Simplify Your Content Marketing Strategy with a One-Page Plan

simpify-content-marketing-strategy

Editor’s note: You may have missed this article when CMI published it a couple years ago. We’re sharing it now because we know how pressed for time you are and how much a documented strategy can help.

As CMI research shows, marketers with a documented content marketing strategy are more effective than those who lack a written strategy. Yet, only 40% of B2C and 37% of B2B marketers have written down a plan.

If you lack a written strategy, a one-page plan is a great place to begin. If you have a detailed strategy but struggle to gain traction, boiling it down to one page will make it easier. A one-page strategy can help you:

  1. Crystalize your content marketing strategy

  2. Gain stronger buy-in more quickly from executives or clients

  3. Keep content producers strategically alignedA one-page #contentmarketing strategy can help you gain traction, says @riverwordguy. Click To Tweet

Get started

To create a content marketing strategy in one page, first focus on what the organization needs to accomplish in the next year.
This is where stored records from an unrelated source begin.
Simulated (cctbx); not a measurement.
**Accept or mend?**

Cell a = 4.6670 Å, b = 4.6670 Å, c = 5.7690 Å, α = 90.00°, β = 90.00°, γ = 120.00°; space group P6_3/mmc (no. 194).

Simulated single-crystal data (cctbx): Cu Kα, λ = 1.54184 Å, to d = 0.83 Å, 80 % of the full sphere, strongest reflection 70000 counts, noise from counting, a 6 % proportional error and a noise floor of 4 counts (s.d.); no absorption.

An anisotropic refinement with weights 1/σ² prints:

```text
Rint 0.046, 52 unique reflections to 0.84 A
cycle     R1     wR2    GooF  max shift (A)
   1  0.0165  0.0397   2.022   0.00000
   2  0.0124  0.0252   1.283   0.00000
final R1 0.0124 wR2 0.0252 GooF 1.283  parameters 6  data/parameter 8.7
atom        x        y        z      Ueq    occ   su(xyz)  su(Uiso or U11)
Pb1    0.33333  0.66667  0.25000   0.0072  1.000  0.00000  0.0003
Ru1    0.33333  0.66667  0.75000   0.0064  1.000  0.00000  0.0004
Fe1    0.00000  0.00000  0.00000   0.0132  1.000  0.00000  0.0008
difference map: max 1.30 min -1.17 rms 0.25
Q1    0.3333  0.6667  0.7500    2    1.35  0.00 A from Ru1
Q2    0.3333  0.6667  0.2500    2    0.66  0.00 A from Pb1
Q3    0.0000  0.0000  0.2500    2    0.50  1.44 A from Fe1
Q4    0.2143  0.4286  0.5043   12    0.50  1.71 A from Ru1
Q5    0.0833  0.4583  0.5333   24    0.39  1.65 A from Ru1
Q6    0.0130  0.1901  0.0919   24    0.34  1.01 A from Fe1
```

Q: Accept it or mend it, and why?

How to find this information depends on your company. You can engage C-level executives, read the company’s internal and external documents (including the overall marketing plan), or use another research avenue to identify:

  1. Company’s growth strategy

  2. Revenue growth targets (as a percent or dollar figure over last year)

  3. Profit targets (as a percent or monetary amount per share over last year)

  4. How growth will be achieved (e.g., new product launch, add-on sales to existing customers, new markets, acquisition, new customers, increase in market share)

  5. Other factors or criteria important to the organization’s growth

Considering how crucial these inputs are to marketing, it’s surprising that marketing managers are often unaware of the precise business objectives.

These business-level elements will appear in your plan as:

  1. Objectives: What qualitative results must the company accomplish over the next year?

  2. Goals: How will progress toward objectives be measured quantitatively?

Next, work with mid-level marketing, sales, and product leaders to sketch a content marketing plan. How will content marketing help the company achieve its goals? You may find some ideas that content marketing can support, and others that it can’t. What content marketing can support will appear in your plan as:

  1. Strategies: What will the content marketing function deliver qualitatively during the next year? (e.g., introduce a new product, increase awareness, dramatize your solution’s differentiation, create a better customer experience, offer social proof)

  2. Metrics: How will marketing measure the achievement of content marketing strategies? (e.g., increase awareness by a certain percent, deliver specified number of marketing-qualified leads to sales, contribute a certain dollar amount to the sales pipeline from qualified leads, produce a certain amount of revenue)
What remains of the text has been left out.